The Fraught Utility Of Vulnerability Disclosure Databases

Do we need vulnerability databases? Are the ones we have working? Should we do something else? How can we improve our overall approach to the “WTF is going on?” problem?

My strong bias is toward the scientific method — which requires open inquiry and easy access to knowledge — and against unreliable or false metrics. I also strongly resist any make-work or boondoggling that is not directly relevant to understanding how software works and fails, and making it work more goodlier.

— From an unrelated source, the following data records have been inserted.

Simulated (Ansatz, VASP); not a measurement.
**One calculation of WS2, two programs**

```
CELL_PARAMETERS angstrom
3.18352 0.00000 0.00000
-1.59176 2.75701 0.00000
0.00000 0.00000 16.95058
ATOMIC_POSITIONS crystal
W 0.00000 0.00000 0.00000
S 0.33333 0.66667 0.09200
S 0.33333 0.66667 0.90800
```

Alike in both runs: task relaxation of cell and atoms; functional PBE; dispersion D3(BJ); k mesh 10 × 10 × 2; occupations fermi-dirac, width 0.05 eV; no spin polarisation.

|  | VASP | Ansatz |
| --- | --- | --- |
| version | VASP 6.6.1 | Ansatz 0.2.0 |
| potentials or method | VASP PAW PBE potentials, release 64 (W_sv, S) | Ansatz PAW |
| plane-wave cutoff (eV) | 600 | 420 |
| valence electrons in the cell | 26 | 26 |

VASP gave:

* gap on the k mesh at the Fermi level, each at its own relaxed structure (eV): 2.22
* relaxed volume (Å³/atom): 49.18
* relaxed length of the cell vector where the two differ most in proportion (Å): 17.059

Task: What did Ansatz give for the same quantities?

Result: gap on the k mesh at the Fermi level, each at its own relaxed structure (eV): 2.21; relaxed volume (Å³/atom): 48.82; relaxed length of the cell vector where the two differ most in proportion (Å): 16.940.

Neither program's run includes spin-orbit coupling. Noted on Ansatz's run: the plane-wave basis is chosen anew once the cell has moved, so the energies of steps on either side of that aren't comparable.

So, I tried to think about vulnerability databases, and what all we might want from them. First, some definitions.

Definitions

Developer:
An organization which (or lone hacker who) develops software.
Developer communications:
Communications from developers about vulnerabilities, including bug trackers, release notes, Knowledge Base articles, code review and CI/CQ, et c.
Researcher:
An organization which (or lone hacker who) hunts for vulnerabilities in software.
Researcher communications:
Communications from researchers about vulnerabilities, including bug trackers, advisories, blog posts, exploits, and Twitter threads.
Deployer:
An organization or person who is using some software to achieve a goal.
Vulnerability database program (VDB):
An organization that tracks, describes, and/or issues alerts for vulnerabilities.

Vulnerability Databases

What might we want in a VDB?

I made a rough comparison of 4 sources of vulnerability information:

Source Information Searchability Authoritativeness Alert Quality Overhead
CVE Poor Good Low, due to poor information Highly varying1 High
OVE None; provides only IDs Good None; provides only IDs None; provides only IDs epsilon
Developer communications Highly varying2 Good ‘Should be’ ideal but varies with information quality3 Good None beyond what is inherently necessary
Researcher communications Varying; often good Poor Varying; sometimes good Varying; sometimes good None beyond what is inherently necessary

From this I observe a few things:

Developer communications have the best ability to meet all our requirements: developers (should) have the best knowledge about the software they create, full information about the nature of the bug, full information about the fix, and full information about remediation. Sometimes developers do meet our requirements, and that is great. Ideally, they always would. All too often, they don’t, and keeping communications high quality requires constant effort and skill from program managers.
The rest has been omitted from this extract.